EU reconsiders Financial Services VAT exemption
- Apr 10, 2019 | Richard Asquith
The EU’s European Council and Commission have announced a review of the financial services industry’s exemption from VAT. This follows failure to agree on an EU-wide Financial Transaction Tax.
There is a general perception that the banking sector does not contribute enough tax, particularly following the massive financial crisis bail outs. Some member states may view Brexit as an opportunity to scrap the exemption – the UK was one of the main challengers to extending EU VAT to financial services in 2011 when it was last discussed.

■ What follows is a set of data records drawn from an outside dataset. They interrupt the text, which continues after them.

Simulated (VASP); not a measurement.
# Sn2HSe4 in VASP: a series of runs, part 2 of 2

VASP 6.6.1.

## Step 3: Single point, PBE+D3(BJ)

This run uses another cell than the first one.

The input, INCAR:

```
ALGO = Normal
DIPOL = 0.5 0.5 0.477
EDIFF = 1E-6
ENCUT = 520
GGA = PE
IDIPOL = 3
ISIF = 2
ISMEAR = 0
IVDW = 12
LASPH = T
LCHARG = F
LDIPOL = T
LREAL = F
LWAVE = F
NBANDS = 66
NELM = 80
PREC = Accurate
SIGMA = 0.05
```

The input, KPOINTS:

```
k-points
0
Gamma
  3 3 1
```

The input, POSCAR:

EU struggles imposing VAT; China and Australia map the way forward
Under the EU VAT Directive, banking and insurance are exempt from VAT. The relief is in place because of the difficulty in establishing pricing and tax calculations in complex banking contracts, and fears of increasing consumer credit costs.
The last discussions of removing the exemption had come to a standstill in Council, where it was discussed under the Polish Presidency in 2011. This was mainly due to the inability of Member States to reach an agreement on several politically sensitive issues (notably, as regards the application of the VAT exemption for the management of investment funds and pension funds; and also transactions concerning commodity derivatives and outsourced services).
An EU €56billion Financial Transactions Tax was then proposed by the EC for 2014. Following failure to gain unanimity on this, 11 states proceeded under the ‘enhanced co-operation’ protocol to push their own version. However, disagreements around the scope have now stalled the proposal.
Globally, VAT is being extended to include financial services, such as banking and insurance, with Australia and China as prime examples.
Insurance is subject to Insurance Premium Tax (IPT) as a sales tax to the final consumer. This is not regulated at the EU level. In the UK, IPT is 12% following four rises since 2011. Across the EU, the average rate is now 14%.